Part of Operation Inherent Resolve
These strikes were conducted as part of Operation Inherent Resolve, the operation to destroy ISIS in Iraq and Syria. The destruction of ISIS targets in Iraq and Syria also further limits the group’s ability to project terror and conduct external operations throughout the region and the rest of the world, task force officials said.
The list above contains all strikes conducted by fighter, attack, bomber, rotary-wing or remotely piloted aircraft; rocket-propelled artillery; and some ground-based tactical artillery when fired on planned targets, officials noted.
Ground-based artillery fired in counterfire or in fire support to maneuver roles is not classified as a strike, they added. A strike, as defined by the coalition, refers to one or more kinetic engagements that occur in roughly the same geographic location to produce a single or cumulative effect.

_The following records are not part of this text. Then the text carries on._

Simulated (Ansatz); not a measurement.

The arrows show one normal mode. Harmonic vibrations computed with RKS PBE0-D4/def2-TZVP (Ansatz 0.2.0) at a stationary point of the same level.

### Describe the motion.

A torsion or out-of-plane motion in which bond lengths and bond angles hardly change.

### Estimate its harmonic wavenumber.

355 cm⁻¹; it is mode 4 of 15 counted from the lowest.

For example, task force officials explained, a single aircraft delivering a single weapon against a lone ISIS vehicle is one strike, but so is multiple aircraft delivering dozens of weapons against a group of ISIS-held buildings and weapon systems in a compound, having the cumulative effect of making that facility harder or impossible to use. Strike assessments are based on initial reports and may be refined, officials said.
The task force does not report the number or type of aircraft employed in a strike, the number of munitions dropped in each strike, or the number of individual munition impact points against a target.